London's Big-Deal Art Fair Hits New York, Occupy Hits Back
Familiar characters from the old boom-time economy are in New York in greater numbers than usual this week. There are the gazillionaire hedge funders, the Wall Street guys preaching the gospel of art as an asset class, the swish representatives of the auction houses, and, invariably, the Johnny-come-latelies, who always squeak in somehow before closing time. (It wouldn't be a proper art bubble without them.) They've all come to town for two events: the seasonal May art auctions and the inaugural Frieze Art Fair.
To characterize the spring auctions, I will simply repeat Sotheby's auctioneer Tobias Meyer's breezy remark that "the best art is the most expensive art because the market is so smart." Enough said there (for our purposes, anyway). About art fairs in general, I can tell you that I know a lot—I used to run two, one in New York and another in Chicago—and also that they are a lame if increasingly necessary vehicle for just about every art activity, from curator networking to actual gallery sales. Artists hate them, and they should. Attending an art fair, according to one major figure, is like seeing your parents fuck. Still, most galleries do the majority of their yearly business at international art fairs. One thing is for certain: The present art ecology in Manhattan (and in London, Moscow, and Beijing) would simply not exist without them.
Of course, New York already has one major art fair, the Armory Show, as well as a slew of lamprey-like satellites—together, they vie for the art world's attention every March. So what gives with the presence of Frieze less than two months later? The answer—as with so much in a global art world gone financially cannibal during a brutal recession—comes down to cutthroat competition over the world's wealthiest high-net-worth individuals.
The crème de la crème of tony international art fairs—barring, perhaps, the venerable Swiss-born Art Basel—the London-based Frieze constitutes a new commercial consensus hatched by the world's top art dealers. That it has come to New York to dethrone the flagging Armory Art Show is no secret to anyone. (Full disclosure: I was once employed by MMPI, the company that owns the Armory Show—a job I subsequently quit to return to lucrative art writing.) In London, Frieze organizes an exceedingly stylish and well-thought-out show that puts most other fairs to shame, New York's included. Few would have imagined, then—as recently as three short weeks ago—that this art-world juggernaut would be dizzy enough to inaugurate its new Guinness Book of Records–size tent (it's the biggest such free-standing structure in the world) while facing protests from both organized labor and the Occupy movement.
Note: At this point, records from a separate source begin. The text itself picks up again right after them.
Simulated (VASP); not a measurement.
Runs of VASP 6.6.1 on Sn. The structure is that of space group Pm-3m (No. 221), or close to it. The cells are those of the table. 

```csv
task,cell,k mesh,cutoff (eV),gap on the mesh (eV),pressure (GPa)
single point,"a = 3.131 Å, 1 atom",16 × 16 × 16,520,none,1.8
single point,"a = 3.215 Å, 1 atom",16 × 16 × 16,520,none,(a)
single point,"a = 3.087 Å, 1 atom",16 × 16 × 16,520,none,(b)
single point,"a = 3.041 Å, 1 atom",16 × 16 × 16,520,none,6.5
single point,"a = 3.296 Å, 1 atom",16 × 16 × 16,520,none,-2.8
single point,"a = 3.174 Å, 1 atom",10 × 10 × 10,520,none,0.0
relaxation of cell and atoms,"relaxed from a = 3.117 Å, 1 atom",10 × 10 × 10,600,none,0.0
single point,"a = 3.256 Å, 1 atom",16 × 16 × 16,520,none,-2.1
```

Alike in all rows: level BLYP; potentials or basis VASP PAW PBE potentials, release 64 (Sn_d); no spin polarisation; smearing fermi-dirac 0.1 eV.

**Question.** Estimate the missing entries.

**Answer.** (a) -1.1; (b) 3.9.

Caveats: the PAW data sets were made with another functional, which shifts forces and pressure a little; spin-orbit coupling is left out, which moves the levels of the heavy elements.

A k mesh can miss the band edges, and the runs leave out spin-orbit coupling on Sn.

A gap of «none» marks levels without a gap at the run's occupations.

Running from May 4 through 7 on Randalls Island, Frieze New York boasts what is undoubtedly the strongest list of blue-chip gallery participants Gotham has seen in years. It also features an impressive temporary sculpture park on the East River waterfront adjacent to the fair. Yet in refusing to speak to unions and by scheduling its event so near May Day, this gathering of top art brass and global money is on course to becoming, however unintentionally, a magnet for those who view such events as a pure distillation of the global 1 percent. The result, if the protest organizers are to be believed, could turn into the kind of showdown only dreamed of by neo-Marxist theoreticians and anti–free market demonstrators across the country. Ninety-Nine Percenters of the World Unite!
For the organized workers—specifically the District Council of Carpenters (DCC), who routinely work such events at the West Side Piers and Jacob Javits Center—the issue is a matter of basic fairness. Frieze has opted to operate without union labor and elected to pursue no actual dialogue with their representatives. (The DCC complains about receiving zero answers to multiple communications.) According to union spokesperson Brian Brady, this is unacceptable. "They're paying workers $12 to $13 an hour with no benefits, which undermines everything we've worked for," he says. "You can't raise a family in New York on that." Asked what the union's plans were for the fair dates, he said simply, "We're going to picket every day, so that people know what's going on." As of this writing, the union has put up their trademark inflatable rats outside the fair's entrance and also in front of the Wall Street offices of Deutsche Bank, the fair's main sponsor.
The Occupy movement, for its part, has come up with an ingenious method of critiquing the lopsidedness of today's art economy at the fair. Speaking through representatives of Occupy Museums, the self-described visual arts "affinity group of Occupy Wall Street," the movement has called for a protest on Randalls Island to "un-Frieze culture" through something it calls "free art for fair exchange." An action through which demonstrators (many of them artists themselves) trade their art for whatever the fair-going public wishes to barter in return—time, conversation, even tickets to the $40-entry event—the tactic opens up a museum exhibition's worth of questions regarding the actual value of visual culture. Put differently: Artists will be out in public asking what art is good for beyond basic cash and carry. Jesus H. Koons, I thought this day would never come!
An increasingly savvy and plugged-in movement, Occupy Museums will hold its Frieze protest on the heels of the movement's May Day demonstration. Whatever the numbers—organizers estimate they will be in the hundreds—these young folks deserve kudos for publicly querying the financialized uses and abuses of art today. (This is also why, one presumes, they've been invited to "occupy" the Berlin Biennial later this month.) No mere go-along-to-get-along rule book for "How to Make It in the Art World," their evolving polemic stands as a work of art on par with Frieze's garden sculptures and Marina Abramovic's strip shows. Frieze hasn't kicked off yet, but the Occupy kids have seemingly clinched it: Zuccotti Park on Randalls Island deserves Best in Show.